The narrator of “Fiesta, 1980”...
"Fiesta, 1980" is one of ten stories included in a collection of short stories entitled Drown, written by Pulitzer Prize-winner Junot Díaz and published in 1996. "Fiesta, 1980" was also included in the 1997 edition of The Best American Short Stories.
The narrator of “Fiesta, 1980” is 12-year-old Yunior, who was born in the Dominican Republic and has been living in the United States with his family for three years. The story takes place on the night that Yunior's family is going to the Bronx neighborhood of New York City to attend a party, a "fiesta," which is being thrown by Yunior’s aunt, Yrma.
Yunior's father, Ramón de las Casas, is called "Papi" (meaning "Daddy") in all of the stories in the book except in "Negocios," where he's referred to as "Ramon."
When Papi is first mentioned in the story, he's just returned home from "work," which to Yunior and his older brother, Rafa, means that Papi has been visiting his girlfriend or sucia (mistress):
He [Papi] didn't say nothing to nobody, not even my moms. He just pushed past her, help up his hand when she tried to talk to him and headed right into the shower. Rafa gave me the look and I gave it back to him; we both knew Papi had been with that Puerto Rican woman he was seeing and wanted to wash off the evidence quick.
Papi's girlfriend's name isn't mentioned at any time in "Fiesta, 1980." She's simply referred to throughout the story as "the Puerto Rican woman."
Papi apparently has no problem with his sons knowing about or even meeting "the Puerto Rican woman," and he seems to have no fear that either Yunior or Rafa will tell their mother about the affair:
I met the Puerto Rican woman right after Papi had gotten the van. ...One day I was sick outside of Perth Amboy. Instead of taking me home, he [Papi] went the other way on Industrial Avenue, stopping a few minutes later in front of a light blue house I didn't recognize. ...The Puerto Rican woman was there and she helped me clean up. ...She was very thin and had a cloud of brown hair rising above her narrow face and the sharpest blackest eyes you've ever seen.

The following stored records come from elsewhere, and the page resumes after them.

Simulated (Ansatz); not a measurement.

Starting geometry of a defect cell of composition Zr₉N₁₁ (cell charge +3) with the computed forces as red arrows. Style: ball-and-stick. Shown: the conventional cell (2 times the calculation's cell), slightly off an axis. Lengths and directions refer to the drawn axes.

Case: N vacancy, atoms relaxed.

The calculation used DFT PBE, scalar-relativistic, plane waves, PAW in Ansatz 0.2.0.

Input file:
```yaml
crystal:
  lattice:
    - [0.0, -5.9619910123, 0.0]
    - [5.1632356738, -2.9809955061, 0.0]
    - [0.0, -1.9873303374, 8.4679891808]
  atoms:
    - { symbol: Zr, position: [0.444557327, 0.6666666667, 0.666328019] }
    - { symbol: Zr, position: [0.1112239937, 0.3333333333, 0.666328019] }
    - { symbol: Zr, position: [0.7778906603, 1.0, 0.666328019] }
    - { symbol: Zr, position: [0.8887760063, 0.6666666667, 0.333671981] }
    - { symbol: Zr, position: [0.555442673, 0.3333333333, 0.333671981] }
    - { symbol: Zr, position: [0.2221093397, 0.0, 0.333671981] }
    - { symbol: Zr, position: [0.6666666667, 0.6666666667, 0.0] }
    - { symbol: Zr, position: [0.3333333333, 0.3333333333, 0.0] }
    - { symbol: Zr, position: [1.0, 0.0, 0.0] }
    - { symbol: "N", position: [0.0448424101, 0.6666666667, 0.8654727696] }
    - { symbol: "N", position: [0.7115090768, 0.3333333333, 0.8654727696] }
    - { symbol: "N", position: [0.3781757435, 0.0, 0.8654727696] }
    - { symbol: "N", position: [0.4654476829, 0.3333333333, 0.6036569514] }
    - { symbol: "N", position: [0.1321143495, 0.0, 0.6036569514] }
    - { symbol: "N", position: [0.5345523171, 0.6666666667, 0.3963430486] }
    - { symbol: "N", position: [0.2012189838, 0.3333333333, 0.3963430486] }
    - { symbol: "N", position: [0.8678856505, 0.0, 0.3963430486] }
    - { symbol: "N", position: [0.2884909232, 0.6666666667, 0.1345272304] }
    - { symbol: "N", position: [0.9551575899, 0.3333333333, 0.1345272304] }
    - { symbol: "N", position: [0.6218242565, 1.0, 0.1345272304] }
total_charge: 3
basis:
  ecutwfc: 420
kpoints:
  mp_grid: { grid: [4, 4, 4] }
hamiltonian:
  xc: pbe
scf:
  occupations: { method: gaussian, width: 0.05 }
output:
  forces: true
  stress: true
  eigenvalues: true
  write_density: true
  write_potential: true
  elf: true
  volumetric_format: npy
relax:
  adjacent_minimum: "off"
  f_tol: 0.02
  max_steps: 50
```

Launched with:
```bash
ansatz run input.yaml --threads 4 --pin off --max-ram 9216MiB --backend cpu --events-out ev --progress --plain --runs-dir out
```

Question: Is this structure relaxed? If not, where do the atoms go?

On another occasion, Rafa and Yunior both visited with "the Puerto Rican woman":
Me and Rafa, we didn't talk much about the Puerto Rican woman. When we ate dinner at her house, the few times Papi had taken us over there, we still acted like nothing was out of the ordinary.
Yunior provides an interesting perspective to Papi's relationship with "the Puerto Rican woman":
The affair was like a hole in our living room floor, one we'd gotten used to circumnavigating that we sometimes forget it was there.